¶ … Mattel Faced in China
In 2009 Mattel opened a six-story House of Barbie in Shanghai, expecting it to be an enormous hub for an emerging market in China. However, just two years later Mattel was forced to close the doors on the $30 million facility. This paper will explain why Mattel failed to make an impact with its House of Barbie in Shanghai. It will show the problems that the company faced going in, which it failed to sufficiently consider, and how those problems might have been overcome.

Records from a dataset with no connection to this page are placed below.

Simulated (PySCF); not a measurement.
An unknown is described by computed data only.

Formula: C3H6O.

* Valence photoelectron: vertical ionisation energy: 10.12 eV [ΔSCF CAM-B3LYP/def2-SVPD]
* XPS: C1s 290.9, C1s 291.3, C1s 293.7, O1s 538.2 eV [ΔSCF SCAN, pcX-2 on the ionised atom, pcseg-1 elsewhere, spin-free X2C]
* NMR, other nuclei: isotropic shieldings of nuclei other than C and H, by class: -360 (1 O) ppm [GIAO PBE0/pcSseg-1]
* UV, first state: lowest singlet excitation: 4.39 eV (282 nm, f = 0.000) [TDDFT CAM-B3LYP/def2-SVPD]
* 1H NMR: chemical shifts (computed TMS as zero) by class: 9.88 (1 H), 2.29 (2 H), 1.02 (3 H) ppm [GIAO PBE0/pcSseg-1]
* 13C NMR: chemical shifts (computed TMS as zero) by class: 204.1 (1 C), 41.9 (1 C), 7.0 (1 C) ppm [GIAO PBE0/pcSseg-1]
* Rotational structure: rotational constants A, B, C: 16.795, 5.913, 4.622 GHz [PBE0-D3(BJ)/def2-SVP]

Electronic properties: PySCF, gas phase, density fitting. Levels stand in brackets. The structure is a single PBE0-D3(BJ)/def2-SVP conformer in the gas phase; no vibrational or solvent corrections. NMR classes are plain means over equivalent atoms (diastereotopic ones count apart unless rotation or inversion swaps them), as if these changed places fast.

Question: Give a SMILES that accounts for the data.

The main points that this paper will examine are the specific market problems that Mattel faced by opening its store in China as well as the cause of the failure in terms of values and attitudes, gender differences, polite behavior expectations, forms of communication, importance of emotion, and education. The last points will focus on recommendations. In short, the American company expected the Asian culture to embrace a Western icon that had no legitimate roots in Chinese culture. Though the doll was popular, it had not the same significance for young Chinese girls as it did for young American girls (Wang, 2012). The first thing Mattel should have done before opening the store was establish a deeper cultural foundation for Barbie within the Chinese consumer.
Problems Mattel Faced
Mattel faced a number of problems going in. First off, it was essentially "competing" with itself, as Barbie dolls were already sold in China and knock-offs could easily be purchased at a much cheaper price for children (who did not care whether or not their doll was authentic). In other words, Mattel faced competition from generic producers and had not established brand loyalty in the market place among adult consumers purchasing for their children. It completely misunderstood its target market base in China, thinking it was as Westernized as Americans simply because it liked Barbie dolls. China was not the West: it liked the dolls but easily interchanged them with generic models because it had not brand loyalty in terms of purchasing authentic products.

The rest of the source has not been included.